In Progress : Another Burda



Emboldened by my very recent successful experiment with a Burda pattern, I am making another one!
I recently found this wool at the thrift shop and was going to make a skirt, but after washing it, I thought it would be a waste and a jacket would be better so I set up looking for one with very little yardage : #113 looks awesome. I am not sure about the back slit yet, but I like the extra long sleeves and I found this matching crazy ass chemical experiment gone awry polyester print for the lining and gave the project a go! 
Being out of drafting paper, I looked around the house for a possible replacement and found cooking parchment. It's slippery and scotch tape won't stick to it, but it's transparent enough to make sense of the psychedelic pattern sheet




Like with the Claire Shaeffer, I drafted every pattern piece, outer shell, lining and interfacing, which will help me get the precision I want. I did a quick tissue fit last night and everything looks in the right place. I'll try cutting it today and get back to you. I have very little fabric to work with, matching the plaid will be difficult, but I only paid 2€ for it so I won't fret over it too, too much.

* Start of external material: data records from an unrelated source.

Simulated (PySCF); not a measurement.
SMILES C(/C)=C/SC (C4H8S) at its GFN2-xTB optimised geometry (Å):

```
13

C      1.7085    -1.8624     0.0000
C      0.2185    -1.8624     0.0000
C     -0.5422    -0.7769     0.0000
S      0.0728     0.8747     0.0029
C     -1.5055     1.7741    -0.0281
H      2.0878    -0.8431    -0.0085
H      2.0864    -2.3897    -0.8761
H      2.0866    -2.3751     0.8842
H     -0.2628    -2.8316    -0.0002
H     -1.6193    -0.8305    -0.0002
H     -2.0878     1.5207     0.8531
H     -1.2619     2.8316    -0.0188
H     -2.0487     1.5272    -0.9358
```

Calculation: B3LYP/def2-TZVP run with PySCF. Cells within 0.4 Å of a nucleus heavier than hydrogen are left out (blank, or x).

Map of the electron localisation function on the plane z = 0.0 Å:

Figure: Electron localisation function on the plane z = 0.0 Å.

Just in case you are wondering how I cut the lining pieces, Burda has a great video on how to do just that, I will use Fashion Incubator's tutorials on bagging a jacket and the Vogue 7467 instructions for the pockets so I won't follow the magazine's cryptographic instructions which never cease to baffle me, in either French or English. 
It's a regular complaint, I wonder why they don't document the making of the garments they sew for the magazine's pictures. Now that's an idea....



New Sewing Tool


Good morning to you all and please welcome my new sewing tool.
It doesn't have a presser foot, but it might as well, it puts Sewing U right here at my fingertips.
I am giddy at the tought of being able to watch all of Nancy's, Sandra's, Threads', Burda's tutorials and finally see your stuff in real colours.
Let me set this thing up and I'll get back to you.

Burda 7517


Burda 7517 is done. Pfew!
I may be reconciled with Burda patterns, thanks to a good idea I had before I started the project. 
When I was showed how to make a Burda, I was taught to cut the pattern and then mark a 2cm seam allowance on the fabric. For some reason, that method didn't work for me. The results were baggy, needing lots of alterations and I ended up with a UFO pile of Burda fitting issues.
I am not quite sure of the nature of this thrifted fabric, it looks like "polyester acetate whatever" and is shifty as hell, so I thought that if I marked a 1,50cm, allowance on the paper and then cut it, it would be easier for me. It was and I will be working that way from now on.
The fabric stank so I washed it and it lost all the protective coating that made it sewable, so meet my new friend : Fabulon's fabulous starch!



I don't recommand doing this to every fabric, but on polyester "whatever", starching works. 
I also found a new colored washable glue at the supermarket which I really like because it's cheaper than buying the japanese import one and it was a great help with the zipper.



The dress is comfy, I am not sure I like it all that much, it doesn't fall like on the enveloppe, but it's grown on me. What I like most is the fabric's motif which, a friend rightly pointed out, is layed out like Monet's nenuphars. Wearing a little art makes the day go brighter.



Costumes Bretons



Yesterday, the village where I live was having it's annual Fest Noz, girls and some boys were dressed in their best Brittany dresses and danced traditional dances.





After the French Revolution, sumptuary laws regulating "Superfluity Of Dress" in France were revoked and Brittany women took that as a cue to embellish their frocks. All of a sudden, they could use gold thread, beads, lace to show off and by gosh they did!




Highly codified and regionalised, your social status dictated how high on your skirt the black silk velvet could go or if you could embroider the top of it. It dictated how many button you could put on a men's coat. The handwork is exceptional and some details of construction were very interesting. 





Do you see these handmade ruffles? Amazing. Look at the bodice, hand picked shaping. I had a grand old time, talking to the older women, how they got their dresses from their mother, an aunt, heirlooms, passed from one women to another. 
And I got to touch black silk velvet, the feeling of which is now engraved on my fingertips.